Sunday, July 03, 2005

The Hour of the Kites

"The parrots used to come here once", she said.

I can imagine that. Droves of parrot resting in the trees, and suddenly flying out into the sky, as if the tree had flung out hundreds of leaves. The air must have been full of song, because those were the days of color, of joy, of music.

Music is lost now. In its name, are helpless screeches, trying to be heard, above the ceaseless din of the city. The parrots have gone away. They are more sensible than us. No one notices that they have gone. No one notices that the birds can't be heard singing anymore.

Now the kites come. Scores of them. They sit in rows, quietly sullen, on the concrete roof ledges of the school outside our window.

The hypnotic light of the ubiquitous TV flickers over her face, ravaged not by the past, but by the increasingly non-comprehensible present, slipping away from the mind's grasp. She looks at the kites, stoically, trying to make up interesting stories about them. But the kites don't care.

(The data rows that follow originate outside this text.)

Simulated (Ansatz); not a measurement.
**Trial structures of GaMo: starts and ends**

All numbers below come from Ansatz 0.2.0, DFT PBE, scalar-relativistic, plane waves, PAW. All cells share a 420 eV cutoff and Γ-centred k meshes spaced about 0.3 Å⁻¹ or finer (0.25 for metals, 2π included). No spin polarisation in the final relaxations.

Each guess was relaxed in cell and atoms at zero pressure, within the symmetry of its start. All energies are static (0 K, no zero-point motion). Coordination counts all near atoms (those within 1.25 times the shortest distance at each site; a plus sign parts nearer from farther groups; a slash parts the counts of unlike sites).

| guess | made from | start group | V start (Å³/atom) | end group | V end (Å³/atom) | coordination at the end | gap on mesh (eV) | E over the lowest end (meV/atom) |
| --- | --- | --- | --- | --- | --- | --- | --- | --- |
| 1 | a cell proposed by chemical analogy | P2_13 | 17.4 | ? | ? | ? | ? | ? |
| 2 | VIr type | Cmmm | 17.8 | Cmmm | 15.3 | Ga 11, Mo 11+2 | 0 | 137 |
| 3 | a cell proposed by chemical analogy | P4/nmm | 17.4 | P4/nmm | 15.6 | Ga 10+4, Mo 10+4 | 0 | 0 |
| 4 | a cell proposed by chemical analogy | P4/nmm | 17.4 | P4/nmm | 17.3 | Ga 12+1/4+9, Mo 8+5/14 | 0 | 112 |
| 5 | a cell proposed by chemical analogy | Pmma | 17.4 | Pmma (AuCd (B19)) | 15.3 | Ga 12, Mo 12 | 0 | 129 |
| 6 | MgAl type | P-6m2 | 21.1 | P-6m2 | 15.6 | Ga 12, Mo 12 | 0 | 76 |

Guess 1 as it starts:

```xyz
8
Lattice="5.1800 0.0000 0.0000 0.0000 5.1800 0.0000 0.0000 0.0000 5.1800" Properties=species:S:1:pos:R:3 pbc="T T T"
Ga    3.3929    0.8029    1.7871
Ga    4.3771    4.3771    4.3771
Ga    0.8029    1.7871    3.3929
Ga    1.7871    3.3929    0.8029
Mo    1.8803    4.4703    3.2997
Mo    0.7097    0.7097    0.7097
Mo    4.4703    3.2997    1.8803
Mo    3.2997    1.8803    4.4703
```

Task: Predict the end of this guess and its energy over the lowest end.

They are sullen. They sit watching for the prey. A schoolchild who makes the mis­take of opening her lunchbox on the ground, a timid sparrow, a careless rat, a dead body.

The kites are sullen, cruel. They don't sing, they are dull brown. They are concerned only with their prey. The stories she tries to make up about them come out hoarse from a long silent throat, dull with pain, predicting sure doom.